Trump Modifies Travel Ban to Address Possible ExpirationBy
Challengers argued ban was written to expire this week
Supreme Court considering whether to reinstate travel ban
President Donald Trump revised his embattled travel ban to address arguments being made at the U.S. Supreme Court that it would expire Wednesday under its original wording.
The White House announcement comes as the Supreme Court considers whether to revive the stalled ban, which would suspend entry into the U.S. by people from six mostly Muslim nations. Under the change, the 90-day ban won’t start until court orders currently blocking it are lifted.
Previously, the executive order had said the travel ban would last “for 90 days from the effective date of this order,” while a separate provision set the effective date as March 16. Groups challenging the ban told the Supreme Court this week that the wording meant the travel ban would expire June 14.
"The order’s effective date is explicit and unambiguous," said the groups, led by the International Refugee Assistance Project.
The challengers said the Justice Department conceded the point in a March 24 appeals court filing. In that brief, the Justice Department said the 90-day suspension "expires in early June."

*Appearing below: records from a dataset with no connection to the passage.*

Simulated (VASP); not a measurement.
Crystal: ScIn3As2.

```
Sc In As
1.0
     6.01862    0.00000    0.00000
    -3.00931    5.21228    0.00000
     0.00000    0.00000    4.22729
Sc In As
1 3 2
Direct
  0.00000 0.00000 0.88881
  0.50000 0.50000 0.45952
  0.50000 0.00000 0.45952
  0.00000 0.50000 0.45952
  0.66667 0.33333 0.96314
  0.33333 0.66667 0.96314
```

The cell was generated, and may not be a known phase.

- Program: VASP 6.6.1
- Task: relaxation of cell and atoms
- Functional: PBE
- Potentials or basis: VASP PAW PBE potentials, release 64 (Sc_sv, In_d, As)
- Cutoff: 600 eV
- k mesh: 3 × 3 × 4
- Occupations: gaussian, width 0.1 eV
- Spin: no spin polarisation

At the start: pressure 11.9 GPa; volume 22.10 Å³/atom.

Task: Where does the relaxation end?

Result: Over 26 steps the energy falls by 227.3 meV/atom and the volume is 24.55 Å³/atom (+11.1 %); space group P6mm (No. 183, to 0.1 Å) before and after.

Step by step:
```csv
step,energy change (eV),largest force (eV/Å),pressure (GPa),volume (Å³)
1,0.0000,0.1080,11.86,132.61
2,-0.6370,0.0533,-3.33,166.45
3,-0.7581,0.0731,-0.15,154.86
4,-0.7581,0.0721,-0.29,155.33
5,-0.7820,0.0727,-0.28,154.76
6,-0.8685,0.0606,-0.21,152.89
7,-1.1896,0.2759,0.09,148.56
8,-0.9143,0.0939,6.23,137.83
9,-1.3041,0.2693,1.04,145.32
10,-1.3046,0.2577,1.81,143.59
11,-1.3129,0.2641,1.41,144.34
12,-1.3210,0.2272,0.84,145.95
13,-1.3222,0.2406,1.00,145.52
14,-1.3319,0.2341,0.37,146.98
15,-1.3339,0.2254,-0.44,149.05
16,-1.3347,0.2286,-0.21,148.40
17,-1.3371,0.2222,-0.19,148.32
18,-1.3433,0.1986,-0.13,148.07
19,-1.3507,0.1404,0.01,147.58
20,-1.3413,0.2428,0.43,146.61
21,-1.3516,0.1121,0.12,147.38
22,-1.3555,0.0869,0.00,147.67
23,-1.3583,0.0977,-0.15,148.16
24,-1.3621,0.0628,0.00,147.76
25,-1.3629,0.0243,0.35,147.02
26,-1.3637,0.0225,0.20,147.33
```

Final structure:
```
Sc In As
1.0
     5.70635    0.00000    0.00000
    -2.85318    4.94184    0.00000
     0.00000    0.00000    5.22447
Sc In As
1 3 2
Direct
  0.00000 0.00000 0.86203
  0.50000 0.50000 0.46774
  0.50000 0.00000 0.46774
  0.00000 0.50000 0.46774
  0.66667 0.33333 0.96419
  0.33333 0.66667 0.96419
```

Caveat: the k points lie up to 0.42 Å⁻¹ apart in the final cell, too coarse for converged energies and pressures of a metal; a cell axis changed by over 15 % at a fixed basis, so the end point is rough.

Two federal trial judges blocked the travel ban, but neither order addressed the effective-date provision. Other parts of the executive order have already taken effect. Federal appeals courts upheld the core of both rulings, prompting the administration to turn to the Supreme Court.
Issue of Clarification
In a new Supreme Court filing Wednesday, acting Solicitor General Jeffrey Wall called the Trump memo a "clarification." He said the court orders blocking the ban had implicitly delayed the effective date as well.
Because the travel ban "was enjoined before it could take effect, that 90-day suspension has not yet begun to run, and will do so only once the injunctions are lifted or stayed," Wall wrote.
The White House announced the move Wednesday in a memo from Trump to Cabinet officials. The memo said Trump was taking the step "in the interest of clarity."
"I hereby declare the effective date of each enjoined provision to be the date and time at which the referenced injunctions are lifted or stayed with respect to that provision," the memo said. "To the extent it is necessary, this memorandum should be construed to amend the executive order."
The memo directs government officials to start implementing the travel ban 72 hours after courts clear it to take effect.
The Supreme Court is poised to act by the end of the month. The administration is asking the court to hear the government’s appeal during the nine-month term that starts in October. The administration is also urging the court to let the ban go into effect during the interim -- a request that could decide the policy’s fate as a practical matter, given its temporary nature.